Amendments – IAS 1 Presentation of Financial Statements (Non-current Liabilities with Covenants)
Amendments made to IAS 1 in 2020 and 2022 clarified that liabilities are classified as either current or non-current, depending on the rights that exist at the end of the reporting period. Classification is affected by the entity’s expectations or events after the reporting date (e.g. the receipt of a waiver or a breach of covenant). Covenants of loan arrangements will not affect classification of a liability as current or non-current at the reporting date if the entity must only comply with the covenants after the reporting date. However, if the entity must comply with a covenant either before or at the reporting date, this will affect the classification as current or non-current even if the covenant is only tested for compliance after the reporting date.
The amendments require disclosures if an entity classifies a liability as non-current and that liability is subject to covenants that the entity must comply with within 12 months of the reporting date. The disclosures include:
·
the carrying amount of the liability;
·
information about the covenants; and
·
facts and circumstances, if any, that indicate that the entity may have difficulty complying with the covenants.
The amendments also clarify what IAS 1 means when it refers to the “settlement” of a liability. Terms of a liability that could, at the option of the counterparty, result in its settlement by the transfer of the entity’s own equity instrument can only be ignored for the purpose of classifying the liability as current or non-current if the entity classifies the option as an equity instrument. However, conversion options that are classified as a liability must be considered when determining the current/non-current classification of a convertible note.
The amendments must be applied retrospectively in accordance with the normal requirements in IAS 8 Accounting Policies, Changes in Accounting Estimates and Errors and are effective for annual reporting periods beginning on or after January 1, 2024. These amendments did not have a significant impact on the consolidated financial statements.
Recent Accounting Pronouncements
Certain new accounting standards and interpretations have been published that are not mandatory for the current period and have not been early adopted. The amendments have an effective date of later than December 31, 2024, with earlier application permitted.

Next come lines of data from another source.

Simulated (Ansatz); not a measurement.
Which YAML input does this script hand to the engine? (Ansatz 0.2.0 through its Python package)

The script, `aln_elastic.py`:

IFRS 18 – Presentation and Disclosure in Financial Statements
In April 2024, IFRS 18 was issued to achieve comparability of the financial performance of similar entities. The standard, which replaces IAS 1, impacts the presentation of primary financial statements and notes, including the statement of earnings where companies will be required to present separate categories of income and expense for operating, investing, and financing activities with prescribed subtotals for each new category. The standard will also require management-defined performance measures to be explained and included in a separate note within the consolidated financial statements. The standard is effective for reporting periods beginning on or after January 1, 2027, including interim financial statements, and requires retrospective application. The Company is currently assessing the impact of the new standard.
Outstanding Share Data
The authorized share capital of the Company is an unlimited number of common shares without par value.
As at December 31, 2024 and February 20, 2025, the issued and outstanding securities were as follows:
February 20,
2025
December 31,
2024
#
#
Common shares issued and outstanding
50,734,138
50,658,776
Stock options
1,346,838
1,346,838
Restricted share units
2,065,121
1,309,061
Fully diluted common shares
54,146,097
53,314,675
Critical Accounting Judgements and Estimates
The preparation of the consolidated financial statements in conformity with IFRS requires the Company’s management to make judgments, estimates and assumptions that affect the amounts reported in the consolidated financial statements. Estimates and assumptions are based on management’s best knowledge of the relevant facts and circumstances. However, actual results may differ from those estimates included in the consolidated financial statements.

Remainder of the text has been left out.